One thing leaders must never forget is that the whole essence of a crisis is to stop them from achieving their original goal, thereby portraying them as failures. Those who understand this will never abandon their predetermined goals while addressing the crisis at hand.
Defeating crises
Crises are the undoing of many leaders. Otherwise successful corporate leaders have seen their careers plummet during a crisis. On the other hand, some leaders who had been regarded as lackluster performers saw their careers soar to unprecedented heights as they steered their organizations out of crises.
Defeating a crisis is a function of the leader’s mental toughness. Leaders who are swept away by crises are those whose mental toughness is inferior to the crisis at hand. On the other hand, leaders who are able to handle crisis are those who have trained themselves to the point that their mental toughness can outmatch the crisis.
Mental toughness is the ability to tower above doubts, worries, difficulties, problems and inconveniences that may want to stall the attainment of a set goal. It is a resolve that does not succumb to failure. It is a mindset that stops at nothing until the predetermined goal is achieved. It is an attitude that does not see any aspiration as being beyond accomplishment.
Generally, reaction to a crisis comes in three ways. The first is the belief that the crisis is insurmountable, the second is the intention to just manage the situation, the third is the resolve to overcome the situation.

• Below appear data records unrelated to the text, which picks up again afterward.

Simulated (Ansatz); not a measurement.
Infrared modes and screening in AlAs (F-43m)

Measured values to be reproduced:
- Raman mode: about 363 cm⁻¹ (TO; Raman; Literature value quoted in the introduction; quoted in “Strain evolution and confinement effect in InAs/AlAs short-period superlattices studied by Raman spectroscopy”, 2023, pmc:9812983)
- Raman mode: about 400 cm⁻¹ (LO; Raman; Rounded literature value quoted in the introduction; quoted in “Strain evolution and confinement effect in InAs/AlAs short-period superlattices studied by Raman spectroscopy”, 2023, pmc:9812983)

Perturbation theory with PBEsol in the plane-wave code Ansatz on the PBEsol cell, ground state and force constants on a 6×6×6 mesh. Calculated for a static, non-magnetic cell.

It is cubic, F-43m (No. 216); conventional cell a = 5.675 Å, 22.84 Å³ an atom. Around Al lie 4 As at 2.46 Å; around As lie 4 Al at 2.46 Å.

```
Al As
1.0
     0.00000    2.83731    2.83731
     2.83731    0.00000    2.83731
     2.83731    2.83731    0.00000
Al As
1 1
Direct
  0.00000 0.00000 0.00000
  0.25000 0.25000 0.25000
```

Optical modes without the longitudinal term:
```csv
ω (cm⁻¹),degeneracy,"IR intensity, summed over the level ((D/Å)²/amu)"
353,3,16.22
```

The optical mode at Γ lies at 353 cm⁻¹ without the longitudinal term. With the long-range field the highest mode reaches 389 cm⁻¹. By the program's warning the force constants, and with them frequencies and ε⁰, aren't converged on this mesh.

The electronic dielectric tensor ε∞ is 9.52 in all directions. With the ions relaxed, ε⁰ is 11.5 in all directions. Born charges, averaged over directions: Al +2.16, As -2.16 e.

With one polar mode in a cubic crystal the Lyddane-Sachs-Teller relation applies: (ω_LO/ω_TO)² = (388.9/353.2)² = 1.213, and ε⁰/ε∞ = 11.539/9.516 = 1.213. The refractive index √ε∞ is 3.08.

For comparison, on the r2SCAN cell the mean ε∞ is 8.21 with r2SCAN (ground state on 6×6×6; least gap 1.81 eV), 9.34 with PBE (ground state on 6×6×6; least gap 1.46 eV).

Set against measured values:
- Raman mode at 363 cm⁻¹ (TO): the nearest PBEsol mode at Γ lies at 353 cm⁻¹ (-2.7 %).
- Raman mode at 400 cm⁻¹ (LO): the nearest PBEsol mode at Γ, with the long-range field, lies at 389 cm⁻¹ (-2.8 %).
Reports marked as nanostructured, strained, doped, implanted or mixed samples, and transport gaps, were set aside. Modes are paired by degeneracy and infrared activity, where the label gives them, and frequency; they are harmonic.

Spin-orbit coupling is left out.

Those who believe that the crisis is insurmountable allow themselves to be overwhelmed by the situation to the extent that they put up little or no resistance against it. They do not see themselves as having the capacity to handle the crisis. As a result, they become afraid and panicky. This deprives them of the ability to think properly about the crisis. Because they have been overcome by fear, they cannot come up with an accurate analysis of the situation and consequently cannot produce the right strategy to get out of the situation. At the end of the day, they are either drowned by the crisis or swept away by it.
Those who just want to manage the crisis though believe they have the capacity to withstand the crisis they are bereft of the imagination to get out of it. So, they concentrate their efforts on just a situation-by-situation reaction to the crisis. Their failure to be proactive robs them of the chance to get ahead of the crisis and determine how it goes. However, because they promptly react to issues arising as a result of the crisis, they are able to tag along but fail to make the most of the opportunities spawned by the crisis.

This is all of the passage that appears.